I’ve never been a fan of the New Year’s holiday. It seems so random to use the changing of the calendar as a reason to set goals, a starting-point for change. For many years, friends and I have made a practice of skipping the iconic descending ball, opting instead for the early bird special at a local bistro and bedtime before eleven. Yet as I write this on December 28th, I find myself waiting to begin again.
Perhaps human beings simply need this sense of renewed opportunity to re-prime the canvas and try another landscape, another color. Thus the appeal of New Year’s Eve lies in its very arbitrary (yet grand-scale) embrace of something we want every morning when we rise, every Monday when we return to the desk, and every season when we switch out the wardrobe and adjust the thermostat. As the champagne sloshes and the incomprehensible “Auld Lang Syne” crackles through the speakers, we become the Baby New Year, fresh and darling and full of possibility.

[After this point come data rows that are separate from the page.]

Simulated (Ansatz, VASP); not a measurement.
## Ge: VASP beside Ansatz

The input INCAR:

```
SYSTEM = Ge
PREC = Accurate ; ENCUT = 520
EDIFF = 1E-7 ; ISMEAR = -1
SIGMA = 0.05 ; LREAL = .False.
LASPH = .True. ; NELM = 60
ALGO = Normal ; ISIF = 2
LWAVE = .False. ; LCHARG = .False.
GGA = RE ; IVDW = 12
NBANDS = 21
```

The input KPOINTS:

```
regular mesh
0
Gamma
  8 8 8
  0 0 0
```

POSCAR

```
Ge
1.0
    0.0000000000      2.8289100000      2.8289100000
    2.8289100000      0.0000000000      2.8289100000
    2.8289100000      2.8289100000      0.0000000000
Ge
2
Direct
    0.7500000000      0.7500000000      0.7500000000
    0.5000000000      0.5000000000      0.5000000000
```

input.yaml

As a non-material gift to each of my sons, I read one book of their recommendation over the holidays. My eleven-year-old chose Rick Yancy’s “The Extraordinary Adventures of Alfred Kropp.” This splendid reimagining of the Arthurian legend bears mention here for its unique take on notions of death and “rebirth.” The titular character encounters death both literally during the wild adventure and psychologically as his sense of self is transformed through his experience. ‘Who is Alfred Kropp?’—the thematic question of the novel—evolves richly into ‘What does it mean to ask ‘who am I’ and what does the answer require of me?’
This is what New Year’s is all about. While not new information, it bears consideration if you feel at all moved (or distressed) by this quirky holiday. For myself, I plan to think hard about themes of identity and renewal in what I read and what I write…and I’m going to really try to get an agent.
So much for scoffing at that blasted Times Square ball!